Brundlefly’s successful conception is one that is horrifying in its similarity to feminine pregnancy and its abject associations. Kristeva describes pregnancy as such: “Cells fuse, split, and proliferate; volumes grow, tissues stretch…Within the body, growing as a graft, indomitable, there is an other… It happens but I’m not there” (303). All too similarly, Seth does not realise his fusion with the fly until he experiences unwelcome body changes, prompting him to check the computer’s teleportation sequence. The monitor displays the constituent parts of the teleported subject to show that a “secondary element” that is “not-Brundle”. The analysis of the secondary element zooms out from a molecular level to reveal a housefly – Seth in a state of disbelieving recognition, “looks at the computer’s graphic presentation of his own essential innermost self and sees something horrific and alien. He himself is Other at the most primary integral level.” (Beard 216). Here, we grasp the true body horror of Brundlefly, that the Other has completely defiled the proper and clean Self, for the self is not inseparable from what is impure – the horror at the loss of these borders hence giving rise to the abject self. The loss of internal integrity is also what negates the body’s ability to reject the impurity. For Seth, the horror of his impurity lies in the impossibility to define himself, as he tells Ronnie: “Every day there are changes.
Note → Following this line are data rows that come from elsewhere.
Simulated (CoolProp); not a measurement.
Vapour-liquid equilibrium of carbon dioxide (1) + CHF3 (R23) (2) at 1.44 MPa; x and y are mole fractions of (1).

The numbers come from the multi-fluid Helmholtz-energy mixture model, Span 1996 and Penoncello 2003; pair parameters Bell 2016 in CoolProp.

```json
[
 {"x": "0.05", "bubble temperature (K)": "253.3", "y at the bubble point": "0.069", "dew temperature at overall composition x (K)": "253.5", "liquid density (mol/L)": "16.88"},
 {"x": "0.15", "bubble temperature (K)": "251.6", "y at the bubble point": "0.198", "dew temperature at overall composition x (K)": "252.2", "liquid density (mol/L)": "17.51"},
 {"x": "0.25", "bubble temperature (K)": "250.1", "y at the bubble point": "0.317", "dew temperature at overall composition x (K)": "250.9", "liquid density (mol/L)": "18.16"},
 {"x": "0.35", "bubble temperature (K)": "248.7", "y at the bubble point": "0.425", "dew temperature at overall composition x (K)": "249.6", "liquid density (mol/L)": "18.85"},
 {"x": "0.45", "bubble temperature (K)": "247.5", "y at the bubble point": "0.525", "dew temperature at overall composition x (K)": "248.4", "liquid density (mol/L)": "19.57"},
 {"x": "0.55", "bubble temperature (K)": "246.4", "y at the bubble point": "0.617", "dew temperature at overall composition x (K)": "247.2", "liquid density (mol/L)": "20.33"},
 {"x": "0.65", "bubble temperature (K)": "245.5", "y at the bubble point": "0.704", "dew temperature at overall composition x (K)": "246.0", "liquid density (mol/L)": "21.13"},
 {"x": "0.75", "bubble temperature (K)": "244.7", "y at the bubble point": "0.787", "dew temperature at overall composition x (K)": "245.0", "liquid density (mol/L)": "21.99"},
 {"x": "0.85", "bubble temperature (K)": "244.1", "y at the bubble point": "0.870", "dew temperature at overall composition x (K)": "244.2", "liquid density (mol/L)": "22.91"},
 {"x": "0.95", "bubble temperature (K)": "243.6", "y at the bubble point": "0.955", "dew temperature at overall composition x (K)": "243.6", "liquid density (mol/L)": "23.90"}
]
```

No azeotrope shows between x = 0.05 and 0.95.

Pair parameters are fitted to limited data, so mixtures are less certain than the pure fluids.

Every time I look in the mirror, I’m someone different, repulsive. I’m not Seth Brundle anymore.” Brundle experiences an encapsulating alienation from his body; what exacerbates the fear is that even Brundle’s new state as Brundlefly is not stable and complete, but is instead an endless metamorphosis towards the fly. The constant transformation of his body and loss of control is also one that recalls the pregnant body.

Brundlefly’s body serves as an interim pregnancy, whose body gestates the fly until it emerges, fully developed, shedding the remnants of Seth’s body and skin. Brundlefly’s final transformation parallels the act of parturition with its abject associations of a “violent, clumsy breaking away” (Kristeva 13). The full-Brundlefly emerges: “shedding skin and revealing even more horrifically, the exoskeletal insect within” (Beard 227), completely shedding any recognisable human markers of Seth, “of our Seth, of his own Seth, there is no trace remaining” (Beard 219). Finally, the internal monstrosity of Brundlefly is exteriorised, for the lack of exteriority or borders separating both. Ultimately, as depicted by Cronenberg, the breakdown of borders defining and separating the whole and pure male body results in the feminisation of Seth Brundle’s symbolic male body in The Fly.

Works Cited

Beard, William. The Artist as Monster: The Cinema of David Cronenberg. Toronto University Press. 2001.

Creed, Barbara. “Dark Desires: Male Masochism in the Horror Film” Screening The Male: Exploring Masculinities in Hollywood Cinema. Steven Cohan and Ina Rae Hark, eds. Routledge, 1993.

Kristeva, Julia. Powers of Horror. Trans. Leon S. Roudiez. Routledge, 1993.

—. “Stabat Mater” The Kristeva Reader. Edited by Toril Moi. Blackwell, 1991.

Robbins, Helen W. “More Human Than I am Alone: Womb Envy in David Cronenberg’s The Fly and Dead Rangers.” Screening The Male: Exploring Masculinities in Hollywood Cinema. Steven Cohan and Ina Rae Hark, eds. Routledge, 1993.

The Fly. Directed by David Cronenberg, performances by Jeff Goldblum, Geena Davis, John Getz, 20th Century Fox, 1986.

Williams, Ruth Linda. “The Inside-out of Masculinity: David Cronenberg’s Visceral Pleasures”. The Body’s Perilous Pleasures: Dangerous Desires and Contemporary Culture, edited by Michael Aaron. Edinburgh University Press, 1999.